Wake Me When It Starts by Jon Rachmani


"Duchess of Nothing"

By Heather McGowan

216 pp.  Bloomsbury. 

#     $23.95.




In her aptly-titled new book, Duchess of Nothing, Heather McGowan proves that, dazzling ironists such as Flaubert aside, banality can withstand literary treatment without undergoing much change.  What ensues is a dreadfully boring book, a book about nothing that never attempts to create the sort of aesthetic atmosphere in which this vacuous subject matter might be rendered at least beautiful, if still devoid of meaning.


The story is a stream-of-consciousness narration that follows a young expatriate as she wanders through Rome over several months while she and her lover's seven year old brother endure her execrable company.  Pseudo-pithy comments abound, as she gives the boy various "lessons" on their walks that are nothing but her self-indulgent ramblings in what may be a mental breakdown, may be the status quo for this unfortunate personage.  Once her lover abandons her with the boy for good, leaving them an envelope of money and no guarantees of his return, the boy grows increasingly frustrated with her madness, at last catching up with the reader.  He insists that he wants to attend a real school, rather than listening to her cracked lessons, and that they should spend their little money on food rather than hats or sunglasses; she of course responds with more pseudo-pith.  The duo runs out of money, grows hungry and she decides to seduce the landlord, and they continue in psychic stasis till her lover returns and takes them to his mother's house.  The boy moves on, she does not.  Only pages from the ending, she is still complaining about the \work{Pollyanna}-like children's book her father had once inflicted on her, how "I sucked in a substantial amount of damaging information about the way a girl needs to behave." The only character we get more than a vague impression of is the narrator herself, and she has undergone no change, no development.


We are throughout meant to suspect her sanity.  But to what end?  There is no drama, no shocking depth of character, just a running series of often cutesy verbal gags over which we are seemingly meant to swoon with a combination of recognition with the madwoman and awe for the writer, such as this very typical example, where she expresses her dislike for a scenic view: "This view of our city is not a massive slut like the Forum or the Sistine Chapel, those are sluts of epic proportion," or where she admonishes the boy for not knowing that the obscure slang term for "cat" that she once used is "moggy": "There are certain principles we accept as self-evident.  That a child shall know his moggy is one."  At a certain point, the reader stops distinguishing between the narrator and the writer, because, in effect, they are both addicted to the raw sound of language, regardless of content.  It is useful to contrast the novel with other rants, to see what is lacking.  In Ford's "The Good Soldier" we get a decadent rambling rant, too, and while that book has been condemned along similar lines, it at least holds our interest with the intricacy with which it examines the nature of deception, the lie, and expands to be a strong condemnation of a fatally ailing class of fools, not to mention that it's a narratologically bravura performance.  McGowan on the other hand seems to trust that her unlikeable one will become very appealing once we see what wit she has, what sheer lunatic verve, but for this reviewer, the opposite was the case.

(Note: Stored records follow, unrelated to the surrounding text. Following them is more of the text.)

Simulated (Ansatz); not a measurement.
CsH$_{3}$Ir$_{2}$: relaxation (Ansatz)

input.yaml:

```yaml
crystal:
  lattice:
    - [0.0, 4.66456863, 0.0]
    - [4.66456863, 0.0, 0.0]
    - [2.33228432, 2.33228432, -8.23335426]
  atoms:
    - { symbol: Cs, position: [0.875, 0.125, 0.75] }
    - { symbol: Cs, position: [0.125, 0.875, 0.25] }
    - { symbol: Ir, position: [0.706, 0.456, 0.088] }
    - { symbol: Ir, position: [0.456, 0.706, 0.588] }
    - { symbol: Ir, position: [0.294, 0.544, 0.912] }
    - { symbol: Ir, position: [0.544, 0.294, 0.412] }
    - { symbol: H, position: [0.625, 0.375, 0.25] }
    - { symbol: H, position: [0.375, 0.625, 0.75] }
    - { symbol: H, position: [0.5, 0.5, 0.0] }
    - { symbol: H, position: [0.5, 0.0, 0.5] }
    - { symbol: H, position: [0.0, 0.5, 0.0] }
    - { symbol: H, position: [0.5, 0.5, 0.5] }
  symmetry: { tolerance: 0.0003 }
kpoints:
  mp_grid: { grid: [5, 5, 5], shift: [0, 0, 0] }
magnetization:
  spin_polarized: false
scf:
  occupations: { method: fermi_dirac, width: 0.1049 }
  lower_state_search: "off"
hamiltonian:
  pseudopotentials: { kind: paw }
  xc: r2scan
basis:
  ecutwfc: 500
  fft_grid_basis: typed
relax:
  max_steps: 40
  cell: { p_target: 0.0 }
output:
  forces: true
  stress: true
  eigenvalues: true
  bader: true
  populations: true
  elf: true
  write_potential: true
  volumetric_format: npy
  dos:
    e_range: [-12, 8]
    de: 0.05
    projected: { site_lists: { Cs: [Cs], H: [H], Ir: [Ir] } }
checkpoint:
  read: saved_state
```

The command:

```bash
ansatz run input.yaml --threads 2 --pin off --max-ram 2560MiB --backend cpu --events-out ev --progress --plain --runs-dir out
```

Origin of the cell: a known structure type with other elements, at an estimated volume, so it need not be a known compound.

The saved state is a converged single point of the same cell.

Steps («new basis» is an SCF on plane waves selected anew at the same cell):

However, there are moments when the narrative seems driving toward a breathless wash of meaning, a place where as the speaker's rant continues, the reader gulps and keeps reading, only with a new level of suspicion at the stability of things.  Unfortunately, banality is tagging briskly along, gulp-free, to annihilate such moments as soon as they are underway.  After she teaches him the word "rancid" in a dull café where they are having breakfast, "What a rancid café this is! the boy cries.  Rancid as fish on Sunday, I mutter, and what with the coffee and our sudden superiority we both become somewhat hysterical.  Oh, we laugh and laugh . . ." It is here that the reader's gulp signifies a horror that this narrator is merely inducing a series of shallow responses in the boy as she plows on through her solipsism, that her connection with reality is even more tenuous than we'd thought.  But then we regret the gulp in the face of the fact that her solipsism is not particularly interesting, and that she is pursuing it with a medium-high intensity is actually neither special nor exemplary of some catholic trait worth explicating.  The moments when human feeling seeps through into her consciousness are drab and hackneyed.  She wakes alone in bed and remembers with longing how her lover smelled.  Then she worries over why he left her, without coming to any interesting theories, and we find ourselves waiting for her to get back to being cute.


Reviews have been mixed, but generally appreciative.  The Brooklyn Rail bizarrely found the book encouraging because its writer is white: "Literary fiction by young women is dominated by Zadies and Jhumpas . . . In a twist of our times, the writing of Heather McGowan, a white Ivy Leaguer, might be more innovative and iconoclastic . . ."  ("Prose Culture" by Hirsh Sawhney); while The San Francisco Chronicle informs us that here we have another Mrs. Dalloway ("Rome with a child and a chattering mind" by Scott Esposito, Sunday, April 9, 2006).  If I may respond: Virginia Woolf, entirely apart from her genius, had the artistic seriousness to not just "try out" a stream-of-conciousness novel, but to construct it with all the rigor and fortitude such a radical form demands, to not just ignore conventions but to create a new system that can be accessed by any hard-working reader.  McGowan, though, prefers references to Moby Dick in her narrator's voice, a novel as adventurous and expansive as hers is misled and trivial.  Her character laments having never gotten a chance to read it.  The writer may well suffer from a similar condition.  Literary references abound, seemingly just for the fun of it, though some are pointed jabs at other writers, such as the early moment when she and the boy lie in bed staring at the ceiling and she thinks, "A crack in the paint is making its way daily across the ceiling.  I have always liked ceilings and found peace there.  The more cracked the better." This appears to be sneaky allusion to Gaddis's "The Recognitions", where the tormented young organ composer Stanley, faithful to eternal values in a indolent, unstable, careless age obsessively measures the crack in the ceiling above his bed, horrified by its implications.  Throughout McGowan's book, the narrator praises herself for her faithlessness to the world, in love with the idea that mutability leaves her so blithely unfazed, even as she herself crumbles.  Doubt not, though, this is about as much fun as can be wrung from these pages.


Why the general critical accolades?  I think the one appealing quality this book has is the insistence of its clipped, dry, seemingly very intelligent tone.  Ms. McGowan has a fluidity with words that does not meet any disasters along the way.  Unfortunately praise for this quality is much like praising a priest who makes genuflection appear like a hip dance move.  If such excess were coupled with great import we could not only excuse it but come to have a bashful affection for it.  However this is demonstrably not the case.


To praise this book is possible, though somewhat embarrassing.  It is her lover's back that the narrator professes love for.  His musculature makes her swoon, we are meant to suppose, while also realizing the irony that this oft-praise part of male anatomy is what one sees as the male departs, perhaps for good.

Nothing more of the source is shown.